MY WEEKLY BLOG

Speak Up. I Can’t Hear You.

During a figure skating competition, an announcer said that
one of the skaters had finally found her voice on the ice. That resonated with me. I talk to my writing students about finding their voice on the page, the thing that distinguishes each of them from other writers. But accepting that voice is something else altogether.

I was ghostwriting a celebrity memoir for a British Royal
and she was distressed when I submitted some pages to her. I’d listened carefully to her voice on tape and I thought I’d done a good job of recreating it on the page.

“What don’t you like?” I asked.

“It sounds just like me,” she said.

“Is that a problem?” I asked her.

“Yes,” she said, “because I don’t like how I sound.”

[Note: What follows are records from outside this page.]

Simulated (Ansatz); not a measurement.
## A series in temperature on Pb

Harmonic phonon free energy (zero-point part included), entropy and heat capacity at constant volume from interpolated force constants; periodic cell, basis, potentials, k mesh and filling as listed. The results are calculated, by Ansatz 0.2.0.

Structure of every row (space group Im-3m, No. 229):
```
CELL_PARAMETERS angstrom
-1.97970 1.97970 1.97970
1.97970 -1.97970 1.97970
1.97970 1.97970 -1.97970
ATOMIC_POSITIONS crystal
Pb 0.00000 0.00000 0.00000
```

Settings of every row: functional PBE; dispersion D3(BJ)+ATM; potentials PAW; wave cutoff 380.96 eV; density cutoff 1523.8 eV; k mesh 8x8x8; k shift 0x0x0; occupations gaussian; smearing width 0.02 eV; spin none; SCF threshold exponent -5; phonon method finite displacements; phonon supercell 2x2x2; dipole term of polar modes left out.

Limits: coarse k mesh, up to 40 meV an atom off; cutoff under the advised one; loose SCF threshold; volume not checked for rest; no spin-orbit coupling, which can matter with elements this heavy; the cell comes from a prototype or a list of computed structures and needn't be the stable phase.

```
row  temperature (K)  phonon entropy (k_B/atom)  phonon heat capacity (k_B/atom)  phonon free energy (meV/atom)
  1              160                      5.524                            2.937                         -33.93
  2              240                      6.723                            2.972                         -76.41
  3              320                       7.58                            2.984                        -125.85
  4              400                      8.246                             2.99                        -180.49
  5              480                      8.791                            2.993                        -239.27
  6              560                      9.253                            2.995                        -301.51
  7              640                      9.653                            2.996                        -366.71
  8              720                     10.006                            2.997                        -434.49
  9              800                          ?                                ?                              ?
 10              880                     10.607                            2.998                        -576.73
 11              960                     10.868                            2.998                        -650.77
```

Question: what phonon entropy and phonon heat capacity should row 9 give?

If we want to feel safe and good about ourselves, we have to find the courage and commitment to accept who we are and how we sound. A friend was talking to me in confidence about how someone was treating her. She started with, “I’m not going to say this to her, but. . .  

“Why not?” I asked her. Why not speak up to the woman who hurt her and tell her how she felt? As women, we’ve been programmed since we were little girls to keep our mouths shut and swallow our feelings. I was blessed to spend time with the late actress, Olympia Dukakis, who dedicated her later life to helping women find their voices and break the silence that had plagued us for eons. She  ran workshops and used herself as the model to laugh, cry, scream and claim her space in a world that had tried to silence women for eons.  

It takes courage and the commitment to stand up for our opinions and ideas, but if we don’t speak for ourselves, no one else will. There is a classic letter written by modern dance innovator Martha Graham to a young Agnes De Mille who was just beginning her career in choreography. I paraphrase:

“There is only one of you and your expression is unique. If you block it, it will never exist. The world will not have it. It isn’t your business to determine how good it is. You just need to keep the channel open.
No artist is pleased but there is a blessed unrest that keep us marching and makes us more alive than the others.”

When I was in my early twenties, I had an acting career and I remember the first movie I made. We had just finished filming an important scene and I felt pretty good about it – until I heard the sound playback. I didn’t recognize my voice and I didn’t like it. In fact, I expected to get fired but nobody else had a negative reaction. I had to learn to accept my voice the way it sounded, in the same way we have to accept our bodies. These bodies take us where we want to go and they give us the energy to get there.
Our voices are the same. When we find a way to accept what we have to say instead of judging how we sound, we’ll feel grateful to be able to speak at all.

When I began to stand up for myself, I was afraid people
wouldn’t like me. It seemed like the unpopular route to take and often it was. At first I was harsh and demanding. I didn’t know how to speak up in a kind and compassionate way. But when I got used to being there for myself, the pendulum swung back into what Buddhists call “the middle way,” I learned to say my piece
without causing distress to other people but it was worth it as I became more comfortable in my own skin. Sometimes you just have to take a risk and put it all out there.

When I tell the truth to my students in a loving and encouraging way, they feel inspired by my suggestions and they trust me when I
give them praise. So sing your song, play your instrument, paint your picture, write from your heart and tell the truth when you speak. Strengthen that muscle. Be there for yourself and become a truth teller. When I stopped ghostwriting, I had picked up some bad
habits. I was writing too fast and I was using unfamiliar phrases. I thought I didn’t like my writing, but what I really didn’t like was that it didn’t sound like me. When I slowed down and thought about who I was and how I actually spoke, when I let it flow and didn’t judge or compare myself to anyone else, I reclaimed my voice and I loved it, simply because it was mine.